OPEC's Role in Global Supply  Thesis
- Length: 8 pages
- Sources: 5
- Subject: Energy
- Type: Thesis
- Paper: #52533575
Excerpt from Thesis :
So too does the modest recovery of a portion of oil value in the first half of 2009, which saw a more consistent gain in cost due to the shifting impact of the American dollar and the Euro. As a recent report from the Dow Jones Newswires denotes, "Oil gained some ground earlier, propped up by a weaker dollar, after a report showing that consumer confidence was rising in Germany, raising hopes that the worst of the downturn had passed. A weak dollar pushes investors into commodities as a hedge against inflation." (Iacob, 1) As a result, today, the global oil price stands at just a few cents above $69 per barrel. (Bloomberg, 1)
The current condition of war and economy has, likewise, cast a shroud of haziness over the oil market. And the Organization of Petroleum Exporting Countries (OPEC) has done its part to contend with the difficult uncertainty. As all indications seem to point to an economic recovery that will be both slower and more hindered than those that have followed previous recessions, OPEC has held tightly its strict limitations on the quantities of oil that it supplies to oil consuming nations such as the U.S. The intention, ostensibly, is to keep the price of oil relatively high, in spite of the multiplicity of factors that have extensively reduced the demand for oil. To begin with, the consumer demand for oil had been reduced by an unusually warm first quarter, whereby residents of the Northern Hemisphere found themselves less prone to the costly implementation of heating their homes throughout the winter. This circumstance was compounded by the drastic decline in air travel that inevitably followed September 11th. The reciprocating interdependence between the air industry and the oil industry ensured that any significant decline to one would translate into an obstacle for the other. And such has been the case for OPEC, which now finds itself, on top of dealing with these considerable difficulties, in a field with greater competition. OPEC's willingness to maintain degrees of exclusivity, in terms of supplying to and cooperating with consumer nations has, to date, provided it with an advantage in the ubiquitous battle for the precious and diminishing resource. But it is this very same intransigence that may provide OPEC with some troubles of its own. A greater willingness by non-OPEC, oil-exporting nations to participate in a more globalized marketplace has caused the organization to endure lost market share and lowered revenues. This is highlighted by recent emphasis on opening Gulf of Mexico exploitation opportunities for the United States.

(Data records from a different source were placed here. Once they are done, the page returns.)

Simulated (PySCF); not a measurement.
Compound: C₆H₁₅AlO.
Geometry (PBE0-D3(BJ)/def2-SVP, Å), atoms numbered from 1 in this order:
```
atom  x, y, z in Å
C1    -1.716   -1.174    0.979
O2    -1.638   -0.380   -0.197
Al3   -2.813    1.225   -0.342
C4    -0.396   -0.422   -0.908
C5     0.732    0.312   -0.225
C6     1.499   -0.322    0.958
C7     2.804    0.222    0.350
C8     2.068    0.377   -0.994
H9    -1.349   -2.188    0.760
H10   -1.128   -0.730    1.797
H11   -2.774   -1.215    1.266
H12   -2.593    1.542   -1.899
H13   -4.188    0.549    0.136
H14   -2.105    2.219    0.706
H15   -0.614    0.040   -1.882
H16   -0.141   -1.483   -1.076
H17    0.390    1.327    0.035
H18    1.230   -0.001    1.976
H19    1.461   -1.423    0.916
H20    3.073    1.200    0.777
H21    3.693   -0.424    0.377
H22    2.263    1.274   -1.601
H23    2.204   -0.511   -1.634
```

As a result, OPEC has taken an approach of relative economic defensiveness, angling to protect the pricing integrity of their product. Refusing to increase supply in an effort to, perhaps, rectify OPEC's slumping market competitiveness, the member nations hope simply to maintain a stasis on pricing. So would this be the decision rendered by the 153rd OPEC Conference Meeting held on May 28th, 2009. Here, based on the perception that economic recovery will likely be slow and uncertain, OPEC declared that it had "decided to maintain current production levels unchanged for the time being. In taking this decision, member countries reiterated their firm commitment to the individually agreed production allocations, as well as their readiness to respond swiftly to any developments which might place oil market stability and their interests in jeopardy." (Vasconcelos, 1)
In effect, the dichotomy of drastically reduced consumer confidence and OPEC's evident approach to protecting its market interests are predominantly resultant from a wartime and recessionary global economy. The decrease in demand for products and services is the inherent fallout of an economic downturn, that have called into question many of the fundamentally assumed characteristics of the United States economic robustness. Though OPEC's primary concern in combating the lagging demands for oil that have accompanied the world's economic downturn have been to maintain current pricing structures, it seems clear that the actions they've adopted will not serve their best interests in the long run. In application, this response of virtual inaction, with regards to the exorbitance of their oil, may only invoke greater competition against OPEC. So it may not be a far stretch to suggest that the countries that comprise the organization, many of which have great interest in the current and escalating conflict in the Middle East, are motivated by political devices beyond economic benefit.
Just as the elements of this era of war and recession have had their effect on the consumer demands emanating from America's traditionally robust buying public, so too have they stifled the Arab supply of oil. And in an atmosphere increasingly geared toward the spread of globalization, outliers to this process such as those in OPEC will only spite themselves. With decreased oil demand, OPEC would do well to increase supply and drop its prices, thus allowing it to regain stature in the market. Subsequently, it would be in an opportune position, when the demand for oil increases, as it inevitably will with an increase in consumer spending and a broad improvement in the state of economy, to reap the benefits. Of course, this pricing drop would require an immediate increase in oil supply, a demand by which OPEC has confidently asserted its refusal to abide.
By and large, the actions taken within the oil industry also underscore a much larger concern spread throughout the world relating to the finite nature of the fuel source. Its absolute stature today as a foundation and motor to our economy make petroleum extremely crucial but also extremely dangerous to the sustainability of the world's shared lifestyle. Therefore, a necessity for change in energy consumption and sustainability habits will have dramatic and lasting effects on all the oil producing and consuming countries of the world.